Perfect as a training competition, the event gathers 118 ski touring enthusiasts. Everyone places themselves on the start line (1600m metre elevation) according to their level. I decided to take it easy and placed myself at the back. A good decision it seemed, as the skiers at the front literally ran off when the clocked struck 8! The competitors started to line up behind each other, small groups already forming before they disappeared off into the fog. The race is divided in four stops; 2100m, 2600m, 3200m and 3600m, the top of the glacier.

After a slow start I realised it would be a long way to the first stop. Considering myself quite sporty I thought I would be alright with the distance, but I forgot to take into consideration the altitude factor.  So, sliding slowly but steadily, I found my pace and made my way to the first stop in less than an hour – the time limit is 90min for each stop. This gave me a little boost to keep going and reach my goal of 2600m, a climb of 1000m. Each metre of elevation gained came with a strong sense of satisfaction.
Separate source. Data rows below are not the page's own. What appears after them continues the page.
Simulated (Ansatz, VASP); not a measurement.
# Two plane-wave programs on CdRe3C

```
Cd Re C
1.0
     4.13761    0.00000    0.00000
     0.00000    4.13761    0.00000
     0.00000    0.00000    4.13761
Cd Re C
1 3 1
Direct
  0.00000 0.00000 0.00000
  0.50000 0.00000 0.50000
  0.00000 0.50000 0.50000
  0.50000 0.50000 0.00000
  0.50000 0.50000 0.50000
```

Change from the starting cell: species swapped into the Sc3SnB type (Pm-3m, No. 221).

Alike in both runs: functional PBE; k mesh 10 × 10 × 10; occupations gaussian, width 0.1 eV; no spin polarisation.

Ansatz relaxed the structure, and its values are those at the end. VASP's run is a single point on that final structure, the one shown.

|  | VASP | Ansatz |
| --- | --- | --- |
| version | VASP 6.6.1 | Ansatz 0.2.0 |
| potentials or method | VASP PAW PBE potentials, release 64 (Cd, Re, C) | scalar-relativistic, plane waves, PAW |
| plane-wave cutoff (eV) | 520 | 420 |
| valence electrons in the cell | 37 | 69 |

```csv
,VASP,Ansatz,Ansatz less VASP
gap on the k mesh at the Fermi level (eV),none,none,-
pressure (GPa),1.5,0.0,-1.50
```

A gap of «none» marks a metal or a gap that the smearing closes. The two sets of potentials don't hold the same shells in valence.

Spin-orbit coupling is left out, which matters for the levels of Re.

Despite the weather conditions and my mild exhaustion, I still took time to look around and appreciate the extreme silence. It was an incredible experience to be one of the few on the mountains before it opens to everyone.

The team of volunteers cheering you on at key points on the way up really do inspire you to keep going. This is very much appreciated as on several occasions I was very close to giving up. It’s very tiring, but with shaking legs that I reached the second stop just on time. The last couple of hundred metres were by far the hardest.

But what an experience! Competition aside, it’s about pushing your limits above the race itself. Would I do it again? Definitely!

Ski touring and exploring the snow beyond the groomed pistes is a hot trend at the moment, in keeping with a general growing appetite for adventure. Ski touring sees a growing number of ski athletes keen to discover the joys of being away from the crowd. It’s a strong trend which is undergoing considerable change at the moment, with enhanced equipment emerging each year, complete with the latest innovations like lightweight and carbonenhanced constructions. The ascents are physically very demanding and ski tourers want to avoid carrying any unnecessary weight.

The huge advances in ski equipment and technology have made the discipline more accessible than ever, to the extent that any intermediate skier can have a go and expand their horizons. French resorts are leading the charge, implementing initiatives to encourage participation and progression of the discipline. They are also developing educational experiences for those looking to get into ski touring in safe conditions.


Les 2 Alpes in particular had three circuits dedicated to ski touring, perfect on which to practice and get fit. The resort also organises ski tourist nights where you ski up the slopes with a headlight and enjoy a dinner in a mountain restaurant before skiing down by night.